January 28, 2015 Sugirdha 8Comment

Slime, Ooblek, Gak, Flubber, Silly Putty – it’s been called all that. I’d always wanted to make this. The way the goo oozes in your hand is just so irresistible.

 

Slime intro liquid starch.jpg

But I found that I wasn’t going to get the most important ingredient here in Singapore – Borax, which is a laundry compound people elsewhere can find in department stores and it’s just not available in Singapore. So when I looked for alternatives, I found that liquid starch can do the trick too (But the liquid starch should have borax as ingredient). And that is difficult to find too. What I did find in our department stores is this.

Note: This post has 2 recipes, one with Easy on starch spray and other with Epsom Salt. If Easy on starch spray is not available to you, click here to jump to the Epsom Salt recipe.

Method 1: Using Easy On Starch Spray

Slime Starch Ingredients.jpg

Gather and add your ingredients:

  1. Washable School Glue (clear or white)
  2. Food Colour – colour of your choice (green is good because it’s more popular and if you have a Ninja Turtles fan in the house)
  3. Starch Spray (you need to be careful while using the pressurised bottle since it was not designed to be used as liquid. It mists a lot while spraying and works well in some particular angle so this step is not advisable for a child)
  4. Sprayed starch will froth like in the picture 4 above. Stir everything together.

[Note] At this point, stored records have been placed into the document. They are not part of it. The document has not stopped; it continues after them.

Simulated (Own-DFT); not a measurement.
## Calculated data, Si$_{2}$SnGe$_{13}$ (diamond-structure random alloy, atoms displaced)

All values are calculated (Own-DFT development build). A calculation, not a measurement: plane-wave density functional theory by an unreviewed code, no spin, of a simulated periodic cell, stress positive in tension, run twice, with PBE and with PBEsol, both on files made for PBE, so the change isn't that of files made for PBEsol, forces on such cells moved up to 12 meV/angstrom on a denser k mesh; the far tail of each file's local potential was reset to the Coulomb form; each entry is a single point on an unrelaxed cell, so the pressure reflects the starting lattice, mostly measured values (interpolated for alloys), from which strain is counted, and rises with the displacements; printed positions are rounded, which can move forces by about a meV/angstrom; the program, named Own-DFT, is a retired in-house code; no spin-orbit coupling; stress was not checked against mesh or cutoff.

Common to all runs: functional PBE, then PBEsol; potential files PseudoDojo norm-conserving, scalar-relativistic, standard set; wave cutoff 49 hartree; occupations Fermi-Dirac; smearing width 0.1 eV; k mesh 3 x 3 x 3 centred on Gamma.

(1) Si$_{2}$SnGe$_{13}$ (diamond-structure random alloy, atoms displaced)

Now comes the fun part, messy one too. Leave the stirrer and start kneading with your fingers.

Slime Starch Consistency.jpg

If it looks like the first picture above, you need more starch and more kneading… until it looks like the second picture above and it no longer sticks to your fingers.

To make the slime stretchy and playable, you must knead it longer. But what better way than to let the kids do the kneading playing?

Slime Starch Play Knead.jpg

While they are at it, you might make some monsters, let the slime ooze through your fingers or just watch the slimy goodness stretch towards the floor like it’s got a life on it’s own. Alien Goo!

Slime Starch Play Stretch.jpg

It is super stretchy and you just can’t keep your hands off it. And I have absolutely no idea why hubby can’t find this fun!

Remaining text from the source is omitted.